Quote over Rob broad photoggraphy

An interview with Robert Broad, Photographer

R Hollis

An interview with Robert Broad, Photographer

Posted in Editorial

An interview with Robert Broad, Photographer

Written by Vicky Shepherd

Originally from Outwood, Wakefield born Robert Broad has spent a lot of his photography career documenting the District and its urban changes, recently sharing his visual findings with the City he loves. 

Robert’s ‘My North’ collection was exhibited at The Art House earlier this year. The collection shows a far cry from the built up, social hub we know now; this work focuses on the often overlooked details of Wakefield and how it evolved from a thriving mining district to the diverse hub of creativity we know today. 

Son of a Lofthouse collier himself, Robert grew up through the closure of the mining industry in Wakefield. However it wasn’t until 1984, the year before the Colliery’s closure, that Broad got his first camera. Throughout his early photography years Robert used his camera for fun, photographing friends and family around Outwood. It wasn’t until he got his own house in the 90s that he started to notice how much the city had changed.

We caught up with Robert to ask about his journey as a professional Photographer and what has inspired him throughout! Read how he came to have his first ever solo exhibition at The Art House!

 

Black and white photo of Wakefield bus station

Wakefield Bus Station 1998

When did you realise you had a passion for photography?

“I got my first camera in December 1984 from my mum’s Grattan Catalogue, it was an Olympus om20! Like most people I photographed family and friends and the village where I lived, always with colour film. 

It wasn’t until the late 80s I shot my first roll of black and white film. It was at Bolton Abbey on a day out, a friend of mine developed my film in his loft. I still remember going up there and seeing where the magic was done.
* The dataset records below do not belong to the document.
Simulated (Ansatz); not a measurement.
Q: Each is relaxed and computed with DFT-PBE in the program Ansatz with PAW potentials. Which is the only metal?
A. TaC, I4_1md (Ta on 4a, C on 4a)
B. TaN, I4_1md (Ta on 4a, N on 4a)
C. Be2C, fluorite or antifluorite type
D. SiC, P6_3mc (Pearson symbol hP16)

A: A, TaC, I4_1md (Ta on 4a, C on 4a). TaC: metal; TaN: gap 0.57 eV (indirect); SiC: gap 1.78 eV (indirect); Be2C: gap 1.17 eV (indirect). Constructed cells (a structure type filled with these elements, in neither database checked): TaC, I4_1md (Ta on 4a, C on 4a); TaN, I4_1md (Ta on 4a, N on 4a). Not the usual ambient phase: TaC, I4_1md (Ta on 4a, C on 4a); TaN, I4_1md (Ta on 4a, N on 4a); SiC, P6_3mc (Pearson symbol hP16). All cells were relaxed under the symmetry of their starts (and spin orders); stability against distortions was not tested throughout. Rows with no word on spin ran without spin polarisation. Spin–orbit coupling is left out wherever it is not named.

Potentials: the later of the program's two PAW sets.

This opened up a whole new world to me, the idea of taking pictures and having them in your hand the same day was such a great thing to me.

In the early 90s I moved away from my parents and had my own house with a cellar, this was where I had my first darkroom and this is where I got my bug for photography and I guess where my passion started.”.

 

Through your photography journey, what has been the most helpful advice given to you?

“Some of the best advice I have been given didn’t come until much later and it was to study other photographers’ work, which I now do a lot of.

I have become a collector/ hoarder of photography books, films and magazines. I am constantly being inspired by work and people around me, trying to find my own direction.”

 

What was your proudest creative moment?

‘Last Day’ 2011

“In the early 90s I was involved with WAVES Magazine, a fan club publication for the Scottish Singer/ Songwriter Mike Scott, the Waterboys frontman. I was asked to take photographs on a couple of dates of his solo tour; these were published in the magazine. Being able to show my parents my pictures in a magazine, we were all quite chuffed.

A close second was my ‘My North’ exhibition at The Art house in March this year of course! The idea for the exhibition came about in October/ November of 2021 when I approached Emily Ryalls, the head of Photography at The Art House, with a box of my prints and the possibility of doing something with them. 

I had so many, not just Wakefield but Newcastle, Halifax, Leeds, York and Huddersfield, I wasn’t sure where to start with them.

From the start these photographs were my personal work of home, parents, family and pets not really for public consumption, just for me. I like to go walking and being outdoors a lot, so I always took my camera wherever I went, and still do. So stood in the Tiled Room in The Art House with everything framed up, sharing these pictures to the community of Wakefield and the wider audience was such a great experience and I was so proud of what I had achieved with the great team at The Art House. 

And being the first Photographer to have my work exhibited I felt very humbled.”

 

Black and white image of Sandal Castle

‘Sandal Castle’

We understand your collection ‘My North” was inspired by the changes seen throughout the Wakefield District

in the 1990s, what drew you to want to base your work around your home city?

“‘My North’ originated from a photo essay I had to do as part of a CIty and Guilds Photography course I completed in 1994. I based it on Outwood which is where I am from, it involves photographing various aspects of village life, I also incorporated a lot of history on the area.

I started taking pictures of Wakefield as it was on my doorstep; recording its changes wasn’t for nostalgic reasons, at the time I thought it would be good to document the changes as I didn’t know anyone else who was doing it.

I had read in the local newspaper about the redevelopment of Wakefield Westgate. I spent about a month going down there recording the different stages of its demise; it was the same for the bus station and the Marsh Way Project. This became a project that grew from there, I eventually started to photograph the people living in the city.”

 

In addition to that, what made you decide on this collection now, after all these years?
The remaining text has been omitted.